HTML is the structured markup language used for pages on the World Wide Web. Given that it is structured, it's possible to extract information from them programmatically. Given that the schema describing HTML is viewed more as a suggestion than a rule, the parser needs to be very forgiving of errors.

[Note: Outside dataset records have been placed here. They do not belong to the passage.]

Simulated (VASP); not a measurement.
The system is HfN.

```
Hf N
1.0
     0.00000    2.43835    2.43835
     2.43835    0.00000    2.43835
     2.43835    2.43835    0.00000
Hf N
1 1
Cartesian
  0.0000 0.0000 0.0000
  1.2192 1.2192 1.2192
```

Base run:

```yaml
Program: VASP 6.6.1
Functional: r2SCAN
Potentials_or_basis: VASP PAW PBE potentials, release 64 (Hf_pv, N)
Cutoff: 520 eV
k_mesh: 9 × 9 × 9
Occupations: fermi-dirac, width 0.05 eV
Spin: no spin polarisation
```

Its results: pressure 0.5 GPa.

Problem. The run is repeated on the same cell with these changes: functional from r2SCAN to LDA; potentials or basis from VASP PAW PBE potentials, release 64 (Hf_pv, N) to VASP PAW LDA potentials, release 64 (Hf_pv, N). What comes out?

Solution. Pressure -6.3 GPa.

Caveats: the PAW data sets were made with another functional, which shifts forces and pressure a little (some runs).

For Haskell, one such parser is the html-conduit
parser, part of the relatively light-weight xml-conduit
package. This tutorial will walk you through the creation of a simple application: seeing how many hits we get from bing.com when we search for "School of Haskell".
Fetching the Page
We're going to use Network.HTTP.Conduit
to fetch the page and store it for later reference. This uses the function simpleHttp
to get the page:
import Network.HTTP.Conduit (simpleHttp)
import qualified Data.ByteString.Lazy.Char8 as L
-- the URL we're going to search
url = "http://www.bing.com/search?q=school+of+haskell"
-- test
main = L.putStrLn . L.take 500 =<< simpleHttp url
Finding the Data
Now that we have the page contents, we need to find the data we're interested in. Examing the page, we see that it's in a span
tag, with the id
of count
. The html-conduit
package can parse the data for us. After doing so, we can use operators from the Text.XML.Cursor
package to pick out the data we want.
Text.XML.Cursor
provides operators inspired by the XPath language. If you are familiar with XPath expressions, these will come naturally. If not - well, they are still fairly straightforward. We extract the page as before, then use parseLBS
to parse the lazy ByteString
that it returns, and then fromDocument
to create the cursor
. The $//
operator is similar to the //
syntax of XPath, and selects all the nodes in the cursor that match the findNodes
expression. The &|
will apply the fetchData
function to each node in turn, the resulting list being passed to processData
.
The findNodes
function uses element "span"
to select the span
tags. Then >=>
composes that with the next selector attributeIs "id" "count"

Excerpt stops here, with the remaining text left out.